Politicians get ‘high risk’ pension benefits
Critics say it’s not hard to see why county commission incumbents run for re-election. On top of a $56, 787 annual salary, full health benefits worth $8,800 per year and a $350 per month car allowance, commissioners walk away with more than $9,000 in retirement savings for each year served.
And the pension benefit is otherwise so large because members of the Board of County Commissioners are counted as having ‘high-risk’ jobs – like fire fighters and law enforcement officers – and thus receive nearly twice the pension contribution as county employees who have regular jobs.
In fact, it turns out that all county elected officials -- including supervisor of elections, property appraiser and those at the mosquito control district -- are compensated at a “high risk” rate when it comes to pensions. After six years – one term plus two years – these officials become vested in the plan.
County Commission Chair Bob Solari first brought this up in February as part of the “open and transparent philosophy of the current Board of County Commissioners,” he wrote in a memo. Last week, Solari brought the issue up again when he asked if commissioners could take themselves off the “high risk” list to reduce their pension contributions and save the taxpayers some money.
Commissioners cannot do that because it’s something that’s regulated up in Tallahassee. But the County Commission did approve a resolution to support pension reforms at the state level. Whether county officials’ pensions and those of state lawmakers will end up getting reformed is yet to be seen.
When asked if he thought it was appropriate for the Board of County Commissioners to receive pension contributions at all, Solari, a self-proclaimed fiscal conservative, gave a surprising reply.
“I think we’re worth it,” he said. “In relation to other county employees and the benefit to the taxpayer of our service, I think it’s appropriate.”

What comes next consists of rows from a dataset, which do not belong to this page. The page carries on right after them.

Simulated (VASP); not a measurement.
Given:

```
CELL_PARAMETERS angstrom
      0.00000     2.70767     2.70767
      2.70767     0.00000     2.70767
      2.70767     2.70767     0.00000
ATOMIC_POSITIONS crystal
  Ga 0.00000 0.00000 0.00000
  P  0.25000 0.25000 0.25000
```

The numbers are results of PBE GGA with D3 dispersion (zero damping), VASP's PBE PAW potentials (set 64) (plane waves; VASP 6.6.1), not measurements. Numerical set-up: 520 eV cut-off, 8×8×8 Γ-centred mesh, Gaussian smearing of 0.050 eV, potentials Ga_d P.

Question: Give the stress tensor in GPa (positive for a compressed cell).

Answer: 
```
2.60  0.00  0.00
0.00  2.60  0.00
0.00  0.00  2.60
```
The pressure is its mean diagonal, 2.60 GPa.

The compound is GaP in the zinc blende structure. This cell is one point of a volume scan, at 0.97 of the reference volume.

But are commissioners just average employees? Should they be? Do these “perks” of the job fuel the desire to get re-elected, and, we now know, vested?
The current five county commissioners raised an average of $56,900 in the most recent campaigns. Peter O’Bryan had the smallest war chest with only $32,234 but Wesley Davis and Solari amassed contributions of $82,951 and $84,388 respectively.
Commissioner Gary Wheeler, between his service on the commission, then as Sheriff and then back on the commission, plus his years as a non-elected law enforcement officer, has been on the public pension system most of his life. So has Commissioner Joe Flescher, who prior to his election worked for two different law enforcement agencies.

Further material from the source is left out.